Grace Cossington Smith’s artworks are a reminder that joy is all around us. In her hands, an array of objects, the fold of a tablecloth or light falling through stained glass inspire delight and open windows onto her world.
In this time of social distancing and self-isolation, it can be challenging to resist the feeling of being confined by our own ‘four walls’. As a panacea, we might look to the paintings of Cossington Smith who found pleasure in the things about her. While she spent much of her life in and around her family home ‘Cossington’ in Turramurra, she produced a body of work – including still lifes, interiors and paintings of her hometown, Sydney – that has distinguished her as one Australia’s most important modernists.
MENTIONED: View ‘The sock knitter’
Cossington Smith’s precocious artistic talent was recognised and nurtured by her family, who she sketched prodigiously and who feature in some of her most iconic paintings. The sock knitter 1915 depicts her sister Madge engaged in a pursuit that occupied many women on the homefront during the First World War. Knitting socks for the troops was a way to contribute to the war effort, and a welcome distraction from daily concerns. More than a portrait of domesticity, the painting, with its striking diagonals and unusual combination of pattern and colour, has been described by curator Daniel Thomas as ‘the first fully Post-Impressionist work to be exhibited in Australia’.1
Cossington Smith made the painting while a student of the influential Italian-born artist Antonio Dattilo Rubbo who was alive to artistic developments in Europe, and encouraged his pupils to experiment. Under Rubbo’s influence, Cossington Smith embraced Paul Cezanne’s shifting tones and forms, and Vincent Van Gogh’s colour-drenched canvases. Their work was to make a lasting impression, as she recalled in an interview with Hazel de Berg in 1965:
‘My chief interest, I think, has always been colour, but not flat crude colour, it must be colour within colour, it has to shine.’2
Before the arches met
MENTIONED: View ‘Things on an iron tray on the floor’

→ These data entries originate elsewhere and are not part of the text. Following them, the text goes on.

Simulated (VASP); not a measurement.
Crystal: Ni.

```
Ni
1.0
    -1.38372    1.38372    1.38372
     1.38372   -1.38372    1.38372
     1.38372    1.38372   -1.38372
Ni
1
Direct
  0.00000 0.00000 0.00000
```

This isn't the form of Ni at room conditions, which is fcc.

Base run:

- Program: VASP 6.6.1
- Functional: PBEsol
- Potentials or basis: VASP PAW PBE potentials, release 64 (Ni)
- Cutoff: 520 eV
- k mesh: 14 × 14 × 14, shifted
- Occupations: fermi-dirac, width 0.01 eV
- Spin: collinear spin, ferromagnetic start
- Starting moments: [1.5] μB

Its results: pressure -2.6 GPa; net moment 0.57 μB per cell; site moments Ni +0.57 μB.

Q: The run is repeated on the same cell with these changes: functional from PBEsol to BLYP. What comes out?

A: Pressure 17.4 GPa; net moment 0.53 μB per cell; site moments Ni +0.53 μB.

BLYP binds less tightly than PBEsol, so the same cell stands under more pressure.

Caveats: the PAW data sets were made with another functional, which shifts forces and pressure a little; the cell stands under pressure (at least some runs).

Paintings such as Things on an iron tray on the floor c.1928 epitomise this mantra. The artwork was shown in Cossington Smith’s first solo exhibition at the Grosvenor Galleries, Sydney, in 1928, and around the time that she began a series of artworks depicting the Sydney Harbour Bridge under construction. A feat of contemporary engineering and design, the Bridge became a potent symbol of modern Australia, as artists were quick to recognise. Cossington Smith captured its dynamism in drawings such as Before the arches met c.1930, using radiating bands of colour and the tantalising gap between the spans to generate visual tension.
A similar treatment of colour and form distinguishes Church interior c.1941–42 (inscr. 1937). The painting incorporates Cossington Smith’s major stylistic interests and is meaningful in terms of her personal history, portraying the Smith family’s place of worship, the new St James’ Anglican Church in Turramurra, built in 1941. The artist’s vibrant hues and varied brushstrokes convey her delight in the rhythms of the man-made structure, and the spiritual quality that she observed in the world around her. As she wrote:
All form – landscape, interiors, still life, flowers, animal, people – have (sic) an inarticulate grace and beauty; painting to me is expressing this form in colour, colour vibrant with light – but containing this other, silent quality which is unconscious, and belongs to all things created.3
Interior in Florence
Interiors were a favourite subject for Cossington Smith, filling the pages of her sketchbooks and becoming the subject of some of her best known works. Interior in Florence 1949, made after her second trip to Europe, is an example of the distinctive approach that she brought to the genre. While the painting’s muted colours reflect the soft light of the northern hemisphere, the composition itself is characteristic. Utilising the frame itself and placing an emphasis on the doorway, curtains and windows within the room, Cossington Smith expands the space within her painting and brings the scene outside in. A comparable effect can be seen in one of the artist’s later paintings, Interior 1958, in which the window pane on the far right suggests a world beyond the picture’s frame.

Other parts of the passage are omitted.